Conscious that its mainstay motorcycle sales were slowing as rising German prosperity in the 1950s encouraged buyers to aspire to the greater comfort and status of four wheels, BMW began combing Europe for solutions. Count Rivolta in Italy was happy to provide the answer in the shape of his egglike Isetta bubble car, which BMW re-engined with its single-cylinder 250cc four-stroke from the R25 bike rated at 9 kW (12 hp) at 5800 rpm.
With Italian Isetta sales being hurt by the new Fiat 500, Rivolta was keen to sell BMW the tooling too. It proved to be money well spent, for the Isetta was an instant hit, selling strongly through to 1958 and providing BMW with its best showroom performer to date. Intelligent updates, including a bigger engine and sliding side windows, kept the Isetta fresh, but by the turn of the decade, the bubble car’s days were over and it bowed out gracefully in the knowledge it had helped keep BMW afloat through tough times.

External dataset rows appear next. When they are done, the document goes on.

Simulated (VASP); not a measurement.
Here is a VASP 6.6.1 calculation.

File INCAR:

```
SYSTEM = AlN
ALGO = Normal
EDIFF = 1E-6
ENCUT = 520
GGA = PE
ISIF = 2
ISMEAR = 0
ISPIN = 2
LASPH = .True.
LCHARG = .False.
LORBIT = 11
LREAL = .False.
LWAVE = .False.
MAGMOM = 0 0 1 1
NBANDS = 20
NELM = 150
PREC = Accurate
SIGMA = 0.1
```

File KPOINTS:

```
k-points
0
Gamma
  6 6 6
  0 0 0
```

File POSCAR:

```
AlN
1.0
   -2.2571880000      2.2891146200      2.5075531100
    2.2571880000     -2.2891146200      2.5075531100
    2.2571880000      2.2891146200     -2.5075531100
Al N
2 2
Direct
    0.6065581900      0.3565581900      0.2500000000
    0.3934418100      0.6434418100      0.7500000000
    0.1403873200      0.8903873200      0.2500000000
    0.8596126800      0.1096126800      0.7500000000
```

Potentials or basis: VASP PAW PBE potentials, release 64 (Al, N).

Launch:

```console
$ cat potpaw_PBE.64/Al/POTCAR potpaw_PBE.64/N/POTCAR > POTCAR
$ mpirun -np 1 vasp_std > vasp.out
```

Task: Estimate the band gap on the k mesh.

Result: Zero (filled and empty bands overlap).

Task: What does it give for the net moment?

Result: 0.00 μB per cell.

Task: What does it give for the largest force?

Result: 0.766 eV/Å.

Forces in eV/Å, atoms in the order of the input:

The first generation, which was produced from 1955 to 1957 is known as the ‘Bubble Window’. The BMW-made microcars differed from the Italian model in that its headlamps were fixed separately to the sides of the bodywork and it carried the BMW badge below the windscreen.
In 1956, the government of the Federal Republic of Germany changed the regulations for motor vehicles. Class IV licenses issued from that time onward could only be used to operate small motorcycles and could no longer be used to operate motor vehicles with a capacity of less than 250 cc. At the same time, the maximum capacity allowed for the Isetta’s tax category was 300 cc. So BMW introduced updated Isetta 300 with a 298 cc 13 hp single-cylinder engine. Later this year the bubble windows were replaced by longer, sliding side windows.